Leonhard Euler was one of the greatest mathematicians in history: not only did he produce outstanding mathematics, he produced it at an outrageous rate, publishing more than any other single mathematician before or after him. If quality of output multiplied by quantity of output is equal to greatness, then Euler is the greatest mathematician ever.
His work encompassed all of mathematics, nearly all of physics, and a significant part of astronomy. An astonishing fraction of the total research in mathematics and the physical sciences carried out between 1730 and 1780 was solely Euler’s work. Although he went completely blind at age 64, his remarkable mathematical flow continued without interruption – in fact, it increased.
Beginnings
Leonhard Euler (pronounced “oiler”) was born on April 15, 1707 in the city of Basel, Switzerland. His mother was Marguerite Brucker and his father was Paul Euler. Leonhard was the eldest of their four children.

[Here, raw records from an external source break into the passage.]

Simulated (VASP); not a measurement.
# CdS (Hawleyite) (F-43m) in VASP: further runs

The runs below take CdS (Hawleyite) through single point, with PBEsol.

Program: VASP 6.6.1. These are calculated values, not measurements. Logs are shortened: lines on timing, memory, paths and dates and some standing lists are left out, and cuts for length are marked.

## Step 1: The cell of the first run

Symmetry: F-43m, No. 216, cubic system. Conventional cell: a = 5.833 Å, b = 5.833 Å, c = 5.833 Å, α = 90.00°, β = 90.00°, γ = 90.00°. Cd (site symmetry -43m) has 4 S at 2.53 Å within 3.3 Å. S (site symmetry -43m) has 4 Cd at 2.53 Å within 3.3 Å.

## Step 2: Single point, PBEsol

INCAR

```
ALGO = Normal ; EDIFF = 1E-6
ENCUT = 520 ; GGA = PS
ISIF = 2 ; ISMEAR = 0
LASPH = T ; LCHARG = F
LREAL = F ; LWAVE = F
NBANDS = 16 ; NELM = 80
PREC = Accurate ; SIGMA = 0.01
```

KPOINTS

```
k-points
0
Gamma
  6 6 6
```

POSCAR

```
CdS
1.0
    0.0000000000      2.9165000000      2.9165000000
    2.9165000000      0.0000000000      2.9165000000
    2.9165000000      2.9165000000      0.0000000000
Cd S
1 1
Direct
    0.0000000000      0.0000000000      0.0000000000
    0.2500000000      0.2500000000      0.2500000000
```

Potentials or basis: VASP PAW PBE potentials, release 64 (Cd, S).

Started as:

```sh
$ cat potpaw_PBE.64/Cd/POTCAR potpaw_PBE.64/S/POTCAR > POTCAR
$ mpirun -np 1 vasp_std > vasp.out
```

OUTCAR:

Leonhard’s mother was a pastor’s daughter. His father was a pastor in a Calvinist church. Leonhard’s father had studied some mathematics at university while taking his theology degree, and was a friend of the Bernoulli family, famed for their mathematical prowess.
Leonhard grew up in the town of Riehen, about 5 miles (7 km) from Basel, very close to Switzerland’s borders with both France and Germany. His school in Riehen was not especially good, so his father gave him extra mathematics lessons – Leonhard was interested enough in the subject to get his own mathematics books to work through.
Like Carl Friedrich Gauss, born 70 years after him, Leonhard showed unusual talents in mental arithmetic, performing difficult calculations in his head. He also had a phenomenal memory: when prompted, he could readily recite long poems, and his knowledge of facts, and scientific and mathematical data was encyclopedic.
Becoming a Mathematician
At age 13, in 1720, Leonhard enrolled at the University of Basel, graduating three years later as a Master of Philosophy. His thesis analyzed the philosophical works of two mathematical geniuses, Isaac Newton and René Descartes.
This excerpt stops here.